It's also funny that I make this dish today, on the first day of fall. The dish is a surprisingly pleasant combination of cantaloupe, coconut milk and pasta. Melons are ripe at the end of summer and they will carry over into the beginning of fall. I still couldn't help but think this dish was a last ditch effort to celebrate what's left of the season. It also doesn't hurt that melon -- watermelon, honeydew, cantaloupe or any other variety -- is one of my son's favorite foods. Combining it with pasta was about as great of an invention as the grilled cheese in his book, I think.

The credit goes to a great cook in my 'hood. He's cooking occasionally for a restaurant down the street when he's not selling fish tacos. When I popped by recently, with no intention of having a meal, I couldn't help but order this pasta dish. I sounded strange and delicious all at once, and it was, delicious, that is.

It's originally an Italian recipe that calls for cream. He decided to swap it for the coconut milk to make it a vegan dish. It's really very simple, and I'm just going to describe the method for the sauce. You can pick the pasta it goes on. I felt inspired by the coconut milk and chose Thai rice noodles. He served it over spaghetti, a nod to the Italian version. I'd say it would also be great over plain white rice, too. And I threw some thawed frozen peas and chopped tomato just to make it interesting.

Cantaloupe & Coconut Milk Sauce

Cube half of a medium, peeled and seeded cantaloupe. Add to a medium hot saute pan with a drizzle of olive oil. Cook for a couple of minutes, just until melon begins to turn tender and fragrant. Add one can of coconut milk and whisk in one tablespoon of tomato paste. Bring to a simmer and season as needed with salt and pepper. Let simmer for about four to five minutes and remove from heat. Toss with cooked pasta and serve. Of course you could absolutely stay true to the Italian version and use cream instead of coconut milk. Either way, I don't think you'll be disappointed.

14 September 2009

Pancake Breakfast

One of the secrets to a great life must be a pancake breakfast.

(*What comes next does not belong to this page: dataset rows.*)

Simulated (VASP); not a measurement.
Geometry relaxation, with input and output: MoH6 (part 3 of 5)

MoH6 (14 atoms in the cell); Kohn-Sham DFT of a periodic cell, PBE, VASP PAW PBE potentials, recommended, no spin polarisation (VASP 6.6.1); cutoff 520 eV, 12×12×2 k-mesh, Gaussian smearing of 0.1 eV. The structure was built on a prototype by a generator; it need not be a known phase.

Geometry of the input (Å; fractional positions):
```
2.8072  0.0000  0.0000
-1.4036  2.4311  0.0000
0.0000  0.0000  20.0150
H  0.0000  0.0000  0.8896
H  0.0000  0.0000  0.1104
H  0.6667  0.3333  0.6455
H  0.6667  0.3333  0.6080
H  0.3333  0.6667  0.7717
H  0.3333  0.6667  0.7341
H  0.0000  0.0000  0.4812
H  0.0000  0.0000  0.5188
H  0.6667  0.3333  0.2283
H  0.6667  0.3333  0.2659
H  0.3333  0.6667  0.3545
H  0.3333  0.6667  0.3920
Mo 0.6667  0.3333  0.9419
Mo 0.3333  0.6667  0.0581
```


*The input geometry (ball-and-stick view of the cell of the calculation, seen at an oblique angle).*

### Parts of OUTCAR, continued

And I'm not talking about the dinner-plate-size variety you get at the 24-hour breakfast joint. I mean a good pancake made from your own kitchen, plate optional. The kind the kids eat while toddling around waiting on grown-ups. The kind that require warm pajamas and fuzzy slippers. And the kind that, should there be leftovers, hang around on the kitchen counter until someone needs the perfect afternoon snack.

We all need a good pancake recipe, even if it comes from a box. It's just a must-have in your cooking repertoire.

That's why I was so bummed when I thought pancakes were out for us because of Jasper's egg allergy. But after some searching online, I settled on an egg-free recipe that sounded good. We've made it a lazy, weekend morning standard, and it's good to know some things are just a given: the little guy loves his pancake.

If you crave a little variety, get creative. Most pancake recipes, even boxed varieties, handle a few extra ingredients well. Just make your recipe as direct and fold in ingredients. Try adding smashed banana and chopped walnuts. The one pictured here was made with applesauce, grated apple and cinnamon. You could also try adding a little maple syrup to the batter to sweeten. Or fold in canned pumpkin and cinnamon for a fun fall breakfast. And don't underestimate how a couple of chocolate chips or blueberries can transform this meal.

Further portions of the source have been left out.